A WARWICK! A WARWICK!
It has been a while since I've visited the favourite home of our hero, Richard Neville 16th Earl of Warwick. Warwick Castle came to him, aged 20, as earl of Warwick in right of his wife as part of her Beauchamp inheritance and it seems that Richard identified strongly with the Beauchamp legacy. Keeping possession of the inheritance was however not easy. As Anne de Beauchamp's late brother, duke Henry of Warwick had attained his majority and received livery of his estates, the whole should have passed to his only surviving sister, on the grounds of the exclusion of the half-blood (the half sisters by their father's first wife).

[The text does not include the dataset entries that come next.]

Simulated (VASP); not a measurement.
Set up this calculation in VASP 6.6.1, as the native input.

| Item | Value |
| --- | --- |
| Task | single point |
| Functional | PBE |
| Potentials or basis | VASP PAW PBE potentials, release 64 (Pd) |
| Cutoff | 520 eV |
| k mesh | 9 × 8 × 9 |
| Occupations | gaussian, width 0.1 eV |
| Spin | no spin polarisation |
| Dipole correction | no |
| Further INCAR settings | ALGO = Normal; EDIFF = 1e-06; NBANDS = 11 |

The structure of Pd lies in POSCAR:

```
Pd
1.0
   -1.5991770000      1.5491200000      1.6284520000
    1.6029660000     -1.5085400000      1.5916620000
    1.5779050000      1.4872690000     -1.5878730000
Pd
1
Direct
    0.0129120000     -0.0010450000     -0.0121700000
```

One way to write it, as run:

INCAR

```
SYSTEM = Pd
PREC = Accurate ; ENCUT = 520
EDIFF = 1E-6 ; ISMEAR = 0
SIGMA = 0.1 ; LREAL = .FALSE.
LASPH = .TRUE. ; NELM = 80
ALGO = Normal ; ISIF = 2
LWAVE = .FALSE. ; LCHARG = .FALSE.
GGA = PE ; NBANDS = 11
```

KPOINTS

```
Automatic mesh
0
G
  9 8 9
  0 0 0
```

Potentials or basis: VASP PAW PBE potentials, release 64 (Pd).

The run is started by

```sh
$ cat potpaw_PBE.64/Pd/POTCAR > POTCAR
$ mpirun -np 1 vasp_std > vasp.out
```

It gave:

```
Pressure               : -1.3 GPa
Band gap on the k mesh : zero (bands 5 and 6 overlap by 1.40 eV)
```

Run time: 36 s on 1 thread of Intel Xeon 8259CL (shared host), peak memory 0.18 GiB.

There were three elements: the Beauchamp estates which the new Countess inherited from her brother; the lordship of Abergavenny in which she was also sole heir of her brother; and the Despenser estates, in which she was the joint heir of her mother. There were other elements that Richard Beauchamp had put in Trust. The half sisters did not hesitate to claim a quarter share each of the Beauchamp estates not in Trust, and John Talbot, earl of Shrewsbury, as husband of the eldest daughter Margaret, even had hopes of the title himself! The inquisitions post mortem when eventually held unanimously concluded in every county that Warwick's countess was the sole heir. The sisters continued to contest the decisions and the new earl spent much of his time fighting (at times literally) to keep hold of and even gain estates. The sisters had no claim to the Abergavenny or Despenser lands buyt the descent of these was complex due to the intermarriage of cousins.Warwick annexed all the Despenser lands, even though only half ewre his countess's by right. The earl's possession was endorsed by key Beauchamp councillors, administrators and retainers including Nicholas Rody, Thomas Hugford, and William Berkeswell, dean of St Mary's Warwick who had served Beauchamp since the1420's or earlier. Others also moved to Warwick's service and were key supporters of his countess as sole heir to the Despenser estates.
Warwick spent much of his time residing at Warwick and visiting neighbouring lordships. He enthusiastically adopted the traditions of the earldom, in relation to the bear and ragged staff and the legend of Guy of Warwick as founder of several monasteries, espcially Tewkesbury, as patron of Guy's Cliffe chantry and the collegiate college of St Mary's at Warwick where the famous Beauchamp chapel under the offices of these men, was being built - but that's another post!